Hollywood's Most Technologically Advanced Films
Since the first movie was produced, movie makers have attempted to produce films that push the boundaries with regard to technology and special effects. Each year, there seems to be a movie that pushes technological innovation further than anyone imagined. Below is a list of movies that have helped to advance the technological scope of film making.
"The Matrix" Trilogy (1999 - 2003)
By taking fight sequences that were first introduced in "Crouching Tiger, Hidden Dragon" and combining CGI graphics, the Wachowski brothers created three movies that up until that time were thought to be technologically impossible. Gigantic explosions of buildings and automobiles, Neo's flying scenes, the gargantuan human-controlled fighters in Zion, and the final battle between Neo and Smith combined to create some of the best special effect scenes in modern movie history.
The "Lord of the Rings" Trilogy (2001 - 2003)
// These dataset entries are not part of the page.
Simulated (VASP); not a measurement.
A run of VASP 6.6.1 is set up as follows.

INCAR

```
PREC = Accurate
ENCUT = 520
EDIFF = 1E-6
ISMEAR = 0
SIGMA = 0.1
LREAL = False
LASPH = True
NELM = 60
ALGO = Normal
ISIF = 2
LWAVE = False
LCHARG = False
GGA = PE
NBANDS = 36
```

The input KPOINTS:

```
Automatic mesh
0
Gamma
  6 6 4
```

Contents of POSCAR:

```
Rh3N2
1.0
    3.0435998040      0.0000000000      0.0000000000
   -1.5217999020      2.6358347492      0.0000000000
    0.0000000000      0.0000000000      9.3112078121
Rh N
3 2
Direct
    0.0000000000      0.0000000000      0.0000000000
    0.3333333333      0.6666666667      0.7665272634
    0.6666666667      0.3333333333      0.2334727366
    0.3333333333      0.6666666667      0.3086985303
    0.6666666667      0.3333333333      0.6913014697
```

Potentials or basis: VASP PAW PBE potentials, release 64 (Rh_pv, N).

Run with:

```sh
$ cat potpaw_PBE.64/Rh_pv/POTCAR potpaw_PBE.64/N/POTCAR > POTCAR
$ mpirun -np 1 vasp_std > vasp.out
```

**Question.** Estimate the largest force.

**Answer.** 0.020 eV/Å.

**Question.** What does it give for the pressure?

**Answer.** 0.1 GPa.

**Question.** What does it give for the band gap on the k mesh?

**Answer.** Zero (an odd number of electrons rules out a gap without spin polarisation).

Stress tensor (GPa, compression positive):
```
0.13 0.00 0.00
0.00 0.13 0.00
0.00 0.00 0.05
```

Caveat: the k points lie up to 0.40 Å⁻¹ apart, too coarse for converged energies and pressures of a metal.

J. R. R. Tolkien would have been pleased with Peter Jackson's adaptation of his books into movie form. Moviegoers were treated to special effects such as animated tree-like creatures, an extremely intuitive horse, incredible fight scenes, and characters and worlds that brought the books to life. Creating the places portrayed in the book required a level of technical knowledge that will not be surpassed in the near future.
"Independence Day" (1996)
In comparison to modern movies, "Independence Day" is dated and even a bit campy. But when it was released in 1996, the movie was considered technologically advanced. It introduced aliens of a physique and intelligence not seen before, as well as spectacular explosions and the destruction of several well-known American structures, such as the White House. The ships the aliens fought with were not particularly spectacular, but the mother ship and the rest of the fleet were impressive.
The Original "Star Wars" Trilogy (1977 - 1983)
The movies that introduced us to Darth Vader, TIE Fighters, and the structure that prompted Obi-Wan to exclaim, "That's no moon. It's a space station!" were ahead of their time. The original "Star Wars" films rescued science fiction from the land of campy robots and made it cool. George Lucas' work on these three films would become the basis for all the technical advances that were to follow.
Another pioneer of modern film technology, this movie was campy and cute, delivering special effects that had not been previously attempted. One of the most memorable moments was when Elliott and E.T. flew past the moon on Elliott's bike. Again, campy now, but at the time, it prompted many to wonder, "How did they do that?"
"Star Wars" Episodes I - III (1999 - 2006)
As groundbreaking as the original movies had been, the prequels introduced their own elements of technology that had not been seen before. Unlike the first movies, the next trilogy delved into the worlds of each character, creating planets, creatures, and languages that had never existed on the big screen. They even managed to improve the light sabers.
The whole movie was one big special effect. The plot was rather typical for an end-of-the-world movie: scientists see something strange, they warn the government, and we watch several families deal with the consequences while the rest of the world literally crashes and burns around them. "2012" takes what "Independence Day" started and ratchets the special effects up several levels. No national monument goes untouched in this film, and the ways they are destroyed are amazing to watch.
"Harry Potter" Series (2001 - 2011)
You can see the progression of technological advances if you watch these movies in chronological order. The first movie, though not devoid of cool special effects, seems dated by the time you reach the final movie, which is about as technologically advanced as you can get. The magic scenes and battles were expertly crafted, bringing the books to life.
"Iron Man" (2008)
You cannot get much more technically advanced than a suit that turns its owner into a superhero. To film the scenes and stunts, CGI was used, and two suits-one made of rubber, the other metal-were created. However, the creators are getting their money's worth: "Iron Man 2," "The Incredible Hulk," and "The Avengers" have all benefited from the suit invented by Tony Stark.
Often dubbed the alien version of "Dances With Wolves," "Avatar" is a technological masterpiece. Not only are the characters and scenery breathtaking, but the movie also incorporates 3D in a way that has been emulated in later movies. From the characters to the flight and fight sequences, the level of technology and special effects in this movie is extremely impressive.
As long as movies are made, there will be directors, writers, and producers who will strive to create something better than their predecessors. It will be interesting to see what technology has in store for us in the future.